That night, I called my father and uncomfortably asked him the question. His response was sheepish, but honest. “We were going to get married anyway.” It was a sweet phone call tinged with sadness.

Then I called my mother asking the same question. I might just as well asked her if she routinely drove pins into small helpless animals for sport. She shrieked at me and called me down and accused me of all manner of foul things that I even DARED to ask such a question. “How could you!?” Her response was my answer.

I married my children’s father under a Sword of Damocles. My mother was clearly upset leading up to and at the event itself. Still she didn’t say a single negative word. Instead, she smiled too much and too broadly, paced about the room and looked decidedly drawn and anxious at the little wedding ceremony we managed to have.

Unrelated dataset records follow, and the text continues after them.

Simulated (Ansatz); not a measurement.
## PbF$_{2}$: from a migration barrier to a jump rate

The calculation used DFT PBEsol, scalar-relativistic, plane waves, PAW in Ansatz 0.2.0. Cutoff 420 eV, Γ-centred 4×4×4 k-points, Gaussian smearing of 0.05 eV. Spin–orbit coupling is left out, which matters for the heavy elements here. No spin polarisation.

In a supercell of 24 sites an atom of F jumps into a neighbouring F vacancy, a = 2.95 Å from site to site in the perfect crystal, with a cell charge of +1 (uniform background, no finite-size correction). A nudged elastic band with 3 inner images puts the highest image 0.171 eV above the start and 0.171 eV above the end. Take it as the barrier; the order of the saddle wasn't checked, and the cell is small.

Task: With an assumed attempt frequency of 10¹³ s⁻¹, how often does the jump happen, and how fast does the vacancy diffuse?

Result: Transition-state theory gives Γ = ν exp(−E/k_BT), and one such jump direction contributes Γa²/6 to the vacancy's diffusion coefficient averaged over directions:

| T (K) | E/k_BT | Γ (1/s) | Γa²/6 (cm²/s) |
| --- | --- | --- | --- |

That marriage was not a great romantic story. I believed the guy I married was the ”boy next door.” Plucked carelessly from the available pool surrounding me at the time. Safe and harmless, I reasoned. We would have one of those loveless marriages of convenience. We’d raise good kids. He would be the chief cook, bottle washer and cheering section to support my rising star.

Since I was not in love with him, I believed he could not hurt me. That delusion was emphatically ripped away after my son was born. In spite of two university degrees, it turned out my real education was only just beginning.

My mother’s abundantly and publicly supported my son’s father. And I, like a hapless beast who finds itself being sucked into quicksand or a tarpit, faced the dawning realization my mother was my mother in name only.

The flimsy bonds of attachment I had had to her already unravelled in an instant. Never marry or have children to give your parents grand babies. The ensuing years were difficult and traumatizing.

Such is the unwelcome gift children inherit from unhealed, immature parents. “Growing up” isn’t easy under the best of circumstances. In our family’s convoluted and dysfunctional dynamic, the damage and scarring continued well into adulthood.

My greatest regret was the trauma and deprivation foisted upon my children. They were born into circumstances they had no control over and didn’t deserve. What child does?

So my son and his bride’s decision to marry yesterday after his own faltering first attempt was and is – as all important ventures are – a victory of hope over experience.

I feel the same about my own marriage. Truly a “whodda thunkit” situation. After years on my own, I was blessed in my dotage to find someone I can love and laugh with. I love and appreciate my husband beyond my own understanding. We treasure each moment we have together and all the more because we know our time together is limited.

There is a simple happy moral to the story at this point. The bonds of intergenerational trauma in my little family – while far from being fully healed – have at least been confronted and challenged.

My two children and me – and their father too, to be fair – have committed to and follow our own healing path. Admitting there is a problem, they say, is the first step to overcoming it.

For Cameron and Shaar, I wish them every imaginable positive experience and joyous occasion their formal union now opens to them. They have had a pretty phenomenal run as partners.

I wish them the strength and wisdom they will need to face and overcome inevitable challenges and disappointments that will come into their lives.

I support their growth, their love, and their boundaries. It is their life and their show. I am happy to be invited to watch that show occasionally and take part in the assigned parts I am given as I can.

From where I sit, the vows Cameron and Shaar took today exhibit a maturity and commitment that will serve them both as they evolve in their married life.

In ideal relationships, we believe love will give us the security and support to help us heal and grow. I wish that for both of them.

Let the future unfold as it will in the spirit that abounded at yesterday’s lovely and intimate ceremony.

Much love and good wishes on your forward path, you two. God bless and Namaste.